The unwavering support of a father
By Ilan Preskovsky
It’s not just any artist who can boast to having their work featured in the illustrious Guggenheim Museum in New York City, displayed in dozens of exhibitions throughout the world, and sought after by major art collectors, but it’s even rarer still when that artist is the daughter of a highly respected, very much Orthodox rabbi. With all this in mind, you would be correct in assuming that Naama Nothmann has had more than her share of defining moments.
Narrowing it down, though, while talking to Naama she always returned to two specific moments in her life that shaped everything that would come after.

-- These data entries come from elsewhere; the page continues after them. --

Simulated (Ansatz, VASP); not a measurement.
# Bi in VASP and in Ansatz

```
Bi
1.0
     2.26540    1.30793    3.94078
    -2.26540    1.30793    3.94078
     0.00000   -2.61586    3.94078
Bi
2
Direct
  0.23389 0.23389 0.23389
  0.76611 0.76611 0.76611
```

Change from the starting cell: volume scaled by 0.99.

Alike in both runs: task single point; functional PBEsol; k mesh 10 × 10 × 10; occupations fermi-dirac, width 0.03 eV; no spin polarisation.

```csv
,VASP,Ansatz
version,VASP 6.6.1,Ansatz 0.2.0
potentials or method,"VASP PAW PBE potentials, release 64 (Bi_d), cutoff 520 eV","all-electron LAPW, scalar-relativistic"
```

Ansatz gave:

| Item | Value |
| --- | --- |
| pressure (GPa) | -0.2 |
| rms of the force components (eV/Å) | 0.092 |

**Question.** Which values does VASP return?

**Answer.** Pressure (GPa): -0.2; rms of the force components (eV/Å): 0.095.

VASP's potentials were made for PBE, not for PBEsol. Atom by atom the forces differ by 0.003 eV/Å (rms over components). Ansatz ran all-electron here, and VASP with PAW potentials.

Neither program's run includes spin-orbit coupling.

The more recent of the two happened when, as a new immigrant to South Africa, Naama decided to try and have her work exhibited at the Guggenheim. Considering her young age, lack of professional exposure in the art world, and far-away location, she is quick to call such a move “chutzpadik”, but it clearly says a lot about her considerable talent that, despite everything working against her, one of the greatest art museums in the world bought no less than three of her pieces.
With so staggering an achievement under her belt, Naama’s career as an artist kicked into high gear. Known most especially for her unique collage technique – a technique that she discovered entirely by accident, after one of her children spilled coffee on one of her paintings – she works in numerous mediums, both in fine and commercial art, and is inspired by both her own Jewish tradition and the general world around her. She has done collage portraits of a number of very famous people, contributed to the type-face of the well-known Talman edition of the Talmud Bavli, and had one of her paintings, “Studio with a View to the Sea”, chosen in an arts competition at no less than the Royal Academy of Art.
Before all of this though, as a young girl with real artistic talent living in a fairly rigidly charedi community in Israel, Naama was blessed to have the unwavering support of her father, Rabbi Eliyahu Kitov, a Polish immigrant who would go onto become a much beloved rabbi, writing a number of highly acclaimed and well known Torah works, among them Sefer HaToda’ah (known in English as The Book of Our Heritage) and Ish U’Veito (The Jew and His Home). Contrary to the main narrative of Chaim Potock’s classic My Name is Asher Lev where art and religion stand in stark contrast, her talents were nurtured from an early age by her father. The fact that she was the only girl at her Bais Ya’akov school remotely interested in art was never allowed to stand in the way of her destiny.
Rabbi Kitov was an eternal source of inspiration and support for young Naama, going so far as to set aside a space for her in his office to use as a studio, where she worked side-by-side with him throughout her teenage years. The close proximity to her father not only gave her all the moral and spiritual support she could ask for, but also gave her plenty of opportunity to learn from the great man, even as he himself asked her for her advice on numbers of occasions.
The real turning point for her though, was when her father worked it out for her to go study fine and commercial art, first in Israel and then in New York at the School of Visual Arts and the Delehanty Institute of Architecture. Her father even came to visit her during her time at these schools. No doubt a strange sight of conservative black and white in a sea of colourful, liberal Bohemia that was only exacerbated by Rabbi Kitov’s inability to speak English, his visits only further cemented in Naama her father’s unwavering support and belief in her and her G-d-given gifts. Indeed, he made it clear to her time-and-time-again that her artistic abilities were nothing less than a gift from G-d and that squandering them would be, dare we say, sacrilegious.
Such is the power of parental support – her father was her biggest cheerleader, but it must be mentioned that her mother was supportive of her choices too – that though her incredible achievements are undoubtedly her own, the sense of self-worth and quite religious duty to do justice to her own gifts undoubtedly helped her along her long, amazing journey.